# Distributional Semantics


For this notebook, we'll be using the 500 document Brown corpus included in NLTK

In [1]:
from nltk.corpus import brown

This notebook is divided up into two independent parts: the first uses PMI for distinguishing good collocations, and the second involves building a vector space model for document retrieval.

For the PMI portion, we'll use a function which extracts the information we need for a particular two word collocation, namely counts of each word individually, counts of the collocation, and the total number of word tokens in the corpus, and then calculates the PMI:

In [2]:
import math

def get_PMI_for_collocation_brown(word1,word2):
    word1_count = 0
    word2_count = 0
    both_count = 0
    total_count = 0.0 # so that division results in a float
    for sent in brown.sents():
        sent = [word.lower() for word in sent]
        for i in range(len(sent)):
            total_count += 1
            if sent[i] == word1:
                word1_count += 1
                if i < len(sent) - 1 and sent[i + 1] == word2:
                    both_count += 1
            elif sent[i] == word2:
                word2_count += 1
    return math.log((both_count/total_count)/((word1_count/total_count)*(word2_count/total_count)), 2)
                
        

Note that in a typical use case, we probably wouldn't do it this way, since we'd likely want to calculate PMI across many different words, and collecting the statisitcs for this can be done in a single pass across the corpus for all words, and then the PMI calculated in a separate function. Anyway, let's compare the PMI for two phrases, "hard work" and "some work"

In [3]:
print get_PMI_for_collocation_brown("hard","work")
print get_PMI_for_collocation_brown("some","work")

5.23724453167
1.9135320271


Based on PMI, "hard work" appears to be a much better collocation than "some work", which matches our intuition. Go ahead and try out this out some other collocations. 
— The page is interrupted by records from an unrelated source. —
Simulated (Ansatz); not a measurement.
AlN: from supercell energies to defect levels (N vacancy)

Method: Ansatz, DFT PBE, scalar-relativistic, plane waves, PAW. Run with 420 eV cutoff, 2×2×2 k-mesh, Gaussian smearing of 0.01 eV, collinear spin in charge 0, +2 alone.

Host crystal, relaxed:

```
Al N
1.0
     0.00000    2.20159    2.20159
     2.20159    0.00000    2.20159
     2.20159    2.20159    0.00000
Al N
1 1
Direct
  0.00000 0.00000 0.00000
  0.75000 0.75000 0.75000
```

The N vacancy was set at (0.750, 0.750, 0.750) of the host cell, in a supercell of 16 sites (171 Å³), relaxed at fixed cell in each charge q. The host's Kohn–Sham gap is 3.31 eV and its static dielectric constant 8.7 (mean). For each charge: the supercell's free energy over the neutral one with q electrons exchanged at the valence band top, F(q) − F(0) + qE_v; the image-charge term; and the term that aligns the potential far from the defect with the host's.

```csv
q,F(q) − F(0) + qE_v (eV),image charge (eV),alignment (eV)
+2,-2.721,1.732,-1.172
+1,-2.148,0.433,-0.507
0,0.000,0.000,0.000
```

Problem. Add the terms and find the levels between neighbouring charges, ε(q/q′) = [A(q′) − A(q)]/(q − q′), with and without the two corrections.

For the second part of the notebook, let's create a sparse document-term matrix, using sci-kit learn. We will do a document-term matrix rather than term-document because we will be performing SVD dimensionality reduction to produce dense document representations for document retrevial. Note that this is actually identical to creating a BOW feature representation for each document; the difference comes in how we used the representation. 

In [4]:
from sklearn.feature_extraction import DictVectorizer

def get_BOW(text):
    BOW = {}
    for word in text:
        BOW[word.lower()] = BOW.get(word.lower(),0) + 1
    return BOW

texts = []
for fileid in brown.fileids():
    texts.append(get_BOW(brown.words(fileid)))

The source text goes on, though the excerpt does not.